From: Caleb Sander Mateos <csander@purestorage.com>
To: Ming Lei <ming.lei@redhat.com>
Cc: Jens Axboe <axboe@kernel.dk>,
io-uring@vger.kernel.org, Akilesh Kailash <akailash@google.com>,
bpf@vger.kernel.org, Alexei Starovoitov <ast@kernel.org>
Subject: Re: [PATCH 4/5] io_uring: bpf: add buffer support for IORING_OP_BPF
Date: Tue, 30 Dec 2025 20:42:11 -0500 [thread overview]
Message-ID: <CADUfDZqUbJz_05m63-p4Q7XpsM1V6f4oGMCaKmPcE_wzNJvNqA@mail.gmail.com> (raw)

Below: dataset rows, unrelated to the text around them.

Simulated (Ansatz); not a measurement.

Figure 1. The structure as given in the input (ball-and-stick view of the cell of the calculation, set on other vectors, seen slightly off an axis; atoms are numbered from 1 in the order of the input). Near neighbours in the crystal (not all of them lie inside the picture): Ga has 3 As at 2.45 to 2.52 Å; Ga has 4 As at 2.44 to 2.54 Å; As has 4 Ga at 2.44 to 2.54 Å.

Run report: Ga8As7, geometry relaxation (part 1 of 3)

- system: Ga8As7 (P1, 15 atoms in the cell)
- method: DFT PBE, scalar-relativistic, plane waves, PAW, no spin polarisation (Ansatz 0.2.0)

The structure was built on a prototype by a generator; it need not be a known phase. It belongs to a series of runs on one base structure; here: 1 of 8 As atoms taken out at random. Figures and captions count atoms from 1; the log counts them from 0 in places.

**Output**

In-Reply-To: <20251104162123.1086035-5-ming.lei@redhat.com>
On Tue, Nov 4, 2025 at 8:22 AM Ming Lei <ming.lei@redhat.com> wrote:
>
> Add support for passing 0-2 buffers to BPF operations through
> IORING_OP_BPF. Buffer types are encoded in sqe->bpf_op_flags
> using dedicated 3-bit fields for each buffer.
I agree the 2 buffer limit seems a bit restrictive, and it would make
more sense to expose kfuncs to import plain and fixed buffers. Then
the BPF program could decide what buffers to import based on the SQE,
BPF maps, etc. This would be analogous to how uring_cmd
implementations import buffers.
>
> Buffer 1 can be:
> - None (no buffer)
> - Plain user buffer (addr=sqe->addr, len=sqe->len)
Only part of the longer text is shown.